Integrated farming systems -top

IFS arose from the growing concern over the impact that the heavy use of chemical inputs in agricultural production might have on the environment. Chemical inputs present a dilemma for both farmers and society because these inputs seem to have positive effects on the quantity and quality of farm products, while at the same time imposing costs on farmers, as well as on society. For instance, the use of synthetic pesticides in crop protection programs around the world has resulted in disturbances of the environment, pest resurgence, resistance to pesticides, and sometimes lethal effects on non-target organisms. This has led to the development of a range of evidence-based farm management systems that provide an alternative to that mainstream. Farming systems that use Integrated Crop Management and Integrated Pest Control and which consider the farm on a whole-system basis are using a wide range of approaches to integrate natural processes into agricultural production. An exemplar of this is the LEAF (Linking Environment and Farmers) programme initiated by the National Agricultural Centre, through which landowners are given support to develop and carry out whole farm plans. We understand the Government supports the need for development of IFS and we welcome this.

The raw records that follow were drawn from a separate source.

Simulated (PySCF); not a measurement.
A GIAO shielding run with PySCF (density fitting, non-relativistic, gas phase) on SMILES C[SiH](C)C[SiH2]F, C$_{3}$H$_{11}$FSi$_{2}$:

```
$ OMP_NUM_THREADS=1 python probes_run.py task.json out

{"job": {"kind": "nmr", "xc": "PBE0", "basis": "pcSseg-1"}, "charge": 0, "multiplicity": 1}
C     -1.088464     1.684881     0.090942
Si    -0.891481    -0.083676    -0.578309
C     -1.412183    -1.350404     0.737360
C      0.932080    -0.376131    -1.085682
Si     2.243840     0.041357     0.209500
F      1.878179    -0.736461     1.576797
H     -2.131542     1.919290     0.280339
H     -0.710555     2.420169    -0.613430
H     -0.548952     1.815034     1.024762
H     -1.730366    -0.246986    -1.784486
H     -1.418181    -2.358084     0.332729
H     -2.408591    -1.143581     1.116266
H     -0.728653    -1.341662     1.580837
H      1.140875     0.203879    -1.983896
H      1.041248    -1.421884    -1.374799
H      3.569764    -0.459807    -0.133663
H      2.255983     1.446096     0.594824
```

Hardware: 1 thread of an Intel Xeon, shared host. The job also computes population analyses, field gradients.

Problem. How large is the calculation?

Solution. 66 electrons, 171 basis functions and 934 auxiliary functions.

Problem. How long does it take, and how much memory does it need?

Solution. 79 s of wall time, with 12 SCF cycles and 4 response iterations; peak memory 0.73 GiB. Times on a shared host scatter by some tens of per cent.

The aims through this whole-system approach are conserving resources, minimizing external inputs through a greater reliance on craft and management skills combined with contemporary and timely information, and of minimal cultivation techniques where appropriate. These aims are entirely consistent with the principles and practice of Permaculture. The reduction in use of synthetic external inputs that results creates a continuum of improving farming practice. I believe that IFS will have the greatest chance of overall acceptance by the farming community, and thus this continuum has the potential to deliver a significant beneficial impact across the whole of the English countryside.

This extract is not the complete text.